The compilation of the external balance according to the new standard is obligatory for all EU countries. The figures for the Netherlands have been adjusted for the period since 2008. At a later stage, the data will be converted as far back as 2003, when DNB introduced a system of direct reporting.
The revised edition of the IMF's balance of payments manual ran in parallel to the update of the United Nations' System of National Accounts (SNA 2008), which forms the basis for the European System of Accounts (ESA 2010). This means that the guidelines for the balance of payments and national accounts are now fully aligned methodologically. The presentation of the balance of payments will keep its specific functional categorisation, such as direct and portfolio investment.

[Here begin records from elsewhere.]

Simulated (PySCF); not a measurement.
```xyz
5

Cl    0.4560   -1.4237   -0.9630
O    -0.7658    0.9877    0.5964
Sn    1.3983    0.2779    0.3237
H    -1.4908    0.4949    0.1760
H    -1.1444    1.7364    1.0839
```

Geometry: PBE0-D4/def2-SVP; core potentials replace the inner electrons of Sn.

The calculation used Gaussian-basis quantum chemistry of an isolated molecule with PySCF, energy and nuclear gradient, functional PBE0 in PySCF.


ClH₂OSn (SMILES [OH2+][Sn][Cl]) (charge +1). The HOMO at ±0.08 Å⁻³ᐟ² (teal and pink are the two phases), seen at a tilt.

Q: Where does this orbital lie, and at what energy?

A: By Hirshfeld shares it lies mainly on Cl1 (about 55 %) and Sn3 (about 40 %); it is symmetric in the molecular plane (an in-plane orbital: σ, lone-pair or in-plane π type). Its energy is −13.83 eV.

DNB used the introduction of BPM6 to implement other improvements, too. First of all, in those cases where Statistics Netherlands (CBS) is the source of the balance of payments data, its revised figures for the national accounts are used. This relates mainly to goods trade, primary income (insofar as not resulting from cross-border financial assets and liabilities) and secondary income. Secondly, total cross-border services will from now on be aligned with their level in the national accounts, which had already been done for goods. Thirdly, some items were revised as a result of new information that has become available and changes made to the compilation method. An important component is the improved compilation of the balance of payments figures for special financial institutions. Together with Statistics Netherlands, DNB harmonised the current account balance for this sector.
The article accompanying this News Release provides a further explanation of the most important changes, also looking at numbers. For the most important external indicators – the current account and the net external investment position – it is already noted that the size and movement of the current account balance do not change substantially, while the net international investment position has been adjusted downward by an average of nearly EUR 90 billion (15% of GDP) for the period 2008-2013.